Lorie Smith, the owner of 303 Creative, a website design company in Colorado, speaks to reporters outside of the U.S. Supreme Court Building on December 05, 2022 in Washington, DC. The U.S. Supreme Court heard oral arguments from cases including one involving Smith, who refuses to create websites for same-sex weddings despite a state anti-discrimination law. (Photo by Anna Moneymaker/Getty Images)

OAN Newsroom
UPDATED 10:40 AM PT – Tuesday, December 6, 2022

The Supreme Court is considering a case concerning religious freedom. The case is about a Christian web designer who is fighting for the right to publish work consistent with her religious beliefs.

Colorado graphic designer Lori Smith is at the center of a case now being considered by the Nation’s highest court. The owner of 303 Creative says that she cannot create a site that would celebrate views contrary to her Christian beliefs, including the view that a marriage should be between a man and a woman. Due to this, she decided to take the issue up with the federal court to ask for guidance.

Smith was told that under Colorado’s Anti-Discrimination Act, she isn’t allowed to deny services to same-sex couples despite her personal faith.
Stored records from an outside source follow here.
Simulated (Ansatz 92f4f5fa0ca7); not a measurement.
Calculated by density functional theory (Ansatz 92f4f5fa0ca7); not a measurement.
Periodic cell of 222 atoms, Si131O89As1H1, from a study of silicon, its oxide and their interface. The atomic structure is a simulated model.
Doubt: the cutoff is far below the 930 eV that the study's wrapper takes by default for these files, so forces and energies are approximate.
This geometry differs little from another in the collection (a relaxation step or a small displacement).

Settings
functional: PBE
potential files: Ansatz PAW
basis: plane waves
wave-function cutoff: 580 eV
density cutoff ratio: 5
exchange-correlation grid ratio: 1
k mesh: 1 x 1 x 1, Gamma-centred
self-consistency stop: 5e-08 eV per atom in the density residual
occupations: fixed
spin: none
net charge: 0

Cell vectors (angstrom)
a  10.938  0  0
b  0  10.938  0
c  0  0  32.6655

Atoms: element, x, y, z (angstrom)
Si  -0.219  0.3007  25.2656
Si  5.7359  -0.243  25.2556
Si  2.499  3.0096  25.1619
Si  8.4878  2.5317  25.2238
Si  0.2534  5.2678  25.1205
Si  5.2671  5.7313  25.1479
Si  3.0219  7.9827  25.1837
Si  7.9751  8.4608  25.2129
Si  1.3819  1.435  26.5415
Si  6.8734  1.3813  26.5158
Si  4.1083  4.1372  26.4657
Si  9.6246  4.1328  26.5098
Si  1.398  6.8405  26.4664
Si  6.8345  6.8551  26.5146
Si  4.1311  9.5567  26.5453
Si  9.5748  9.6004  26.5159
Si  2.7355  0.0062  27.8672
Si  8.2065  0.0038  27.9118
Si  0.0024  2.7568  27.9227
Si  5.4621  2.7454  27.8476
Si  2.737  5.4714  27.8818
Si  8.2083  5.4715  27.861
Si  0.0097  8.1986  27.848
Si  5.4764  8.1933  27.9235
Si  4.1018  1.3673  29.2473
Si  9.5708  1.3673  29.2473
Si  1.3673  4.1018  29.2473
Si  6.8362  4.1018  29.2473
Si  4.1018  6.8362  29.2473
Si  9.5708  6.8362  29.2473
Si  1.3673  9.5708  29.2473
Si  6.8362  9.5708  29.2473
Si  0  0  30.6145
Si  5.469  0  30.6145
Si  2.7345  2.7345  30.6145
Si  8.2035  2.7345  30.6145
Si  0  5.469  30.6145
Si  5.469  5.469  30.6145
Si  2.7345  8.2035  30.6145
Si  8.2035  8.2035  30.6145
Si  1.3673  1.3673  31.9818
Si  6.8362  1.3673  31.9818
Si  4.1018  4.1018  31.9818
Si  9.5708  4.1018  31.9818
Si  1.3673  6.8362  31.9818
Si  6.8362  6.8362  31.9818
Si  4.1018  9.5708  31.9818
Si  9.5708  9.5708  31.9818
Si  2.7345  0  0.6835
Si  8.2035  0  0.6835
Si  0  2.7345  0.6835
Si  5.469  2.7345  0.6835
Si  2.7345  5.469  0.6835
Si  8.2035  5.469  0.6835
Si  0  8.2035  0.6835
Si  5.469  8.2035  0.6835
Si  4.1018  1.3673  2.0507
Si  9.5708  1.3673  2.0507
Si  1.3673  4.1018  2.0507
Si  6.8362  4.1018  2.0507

“I was really excited to step into the wedding industry and use my artistic talent,” she said. “Except there’s a Colorado law that prevents me from continuing my work and forces me to violate my beliefs and speak messages that I don’t agree with.”

The Supreme Court will decide whether a law like Colorado’s Anti-Discrimination Act violates an artist’s rights to free speech and freedom to exercise religion. Kristen Waggoner, the General Counsel at Alliance Defending Freedom, said that when Smith started her own business she did not surrender her first amendment rights.

“Lorie works with everyone, including those who identify as LGBT, and her faith influences all aspects of her life, including which messages she expresses as a graphic designer,” Waggoner stated. “She always decides which projects to design based on the message requested, and never based on the person requesting it.”

However, LGBTQ advocates believe that as a web designer, Smith decided to open her business to the public, thereby making goods and services available to any Colorado resident. They claim that it’s simply discrimination. However, Smith is hopeful the Supreme Court will side with her as it did in the 2018 case of the Colorado cake baker, Jack Phillips, who refused to bake a cake for a gay couple based on his religious beliefs.

In that 7-to-2 decision, the court ruled that the state commission showed hostility toward Phillips but did not rule on the broader issue of religious liberty.

Now, a fresh case has arrived before the Supreme Court, one that will test the intersection of Anti-Discrimination laws and constitutional rights.